For the second year running, Baby-Girl has taken it upon herself to decorate our bed. Last year, she noticed several rolls of ribbon I once used with garlands on a front porch we had in Chicago. I’ve yet to find a great spot for them since we moved to the beach, so when Baby-Girl asked if she could use the ribbons to decorate, I encouraged her. A few experiments in various parts of the house ultimately met with her disapproval, but eventually I found her standing on our bed, draping the ribbons over and around the canopy frame.
I know Elf on the Shelf is controversial, and as I mentioned in Who’s Dissing Elf on the Shelf, I can see both sides of this issue: creepy and high-maintenance vs. the entertaining mystery of where he/she will end up next. My people, we’re Elf folk, indoctrinated lo these many years ago by Grandma. (This is the same woman I almost bought a sign for last week that read: “We don’t need Santa. We’ve got Grandma.”) So we’ve embraced our little red friend, christened him Elfred, and given him free reign of our home. Thus, it was interesting to note the other morning, as we rose to get ready for school, this:
On Christmas Carols:
Finally, Baby-Girl is taking piano lessons and decided to learn to play “Go Tell It on the Mountain” for Christmas this year. She’s familiar with the song, having sung it for years. But as we drove home from her piano lesson the day she selected the song, she informed me that the title was incorrect on the copy her teacher gave her. I inquired further, and she explained, “It’s supposed to say ‘Go Telling on the Mountain.’”
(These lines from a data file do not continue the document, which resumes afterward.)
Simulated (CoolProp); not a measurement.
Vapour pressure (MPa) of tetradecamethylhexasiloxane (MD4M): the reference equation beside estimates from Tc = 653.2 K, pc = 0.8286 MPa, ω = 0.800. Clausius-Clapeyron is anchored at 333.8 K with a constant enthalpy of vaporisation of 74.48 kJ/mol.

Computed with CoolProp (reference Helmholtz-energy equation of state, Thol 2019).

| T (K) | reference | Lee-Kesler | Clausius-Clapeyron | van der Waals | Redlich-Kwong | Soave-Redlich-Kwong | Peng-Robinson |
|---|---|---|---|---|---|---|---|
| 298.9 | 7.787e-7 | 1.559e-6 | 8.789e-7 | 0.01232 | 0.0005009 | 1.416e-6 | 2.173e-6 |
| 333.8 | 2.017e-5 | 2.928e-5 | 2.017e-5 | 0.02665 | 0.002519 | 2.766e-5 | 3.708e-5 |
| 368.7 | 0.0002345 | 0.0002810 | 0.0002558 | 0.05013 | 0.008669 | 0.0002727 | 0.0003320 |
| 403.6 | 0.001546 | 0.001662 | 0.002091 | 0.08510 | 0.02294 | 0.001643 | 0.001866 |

That poor, poor girl. I laughed and explained that that sounded like the song was about a bunch of tattletales. I kept picturing a crew of messed-up, mountain-dwelling, von Trapp-like kids, yelling, “I’m telling!” to their friends, running home to tell on each other, and then regrouping to sing about it on cue in a joyful yet soothing melody, the surrounding hills alive with the sound of their music. And of course, when we got home, LCB took it up a notch and provided a short reenactment of the musically inclined tattletales over dinner. As usual, he had his vocal subwoofer cranked, so I can only imagine what the neighbors must have thought.
That poor, poor girl. Good thing it’s almost Christmas.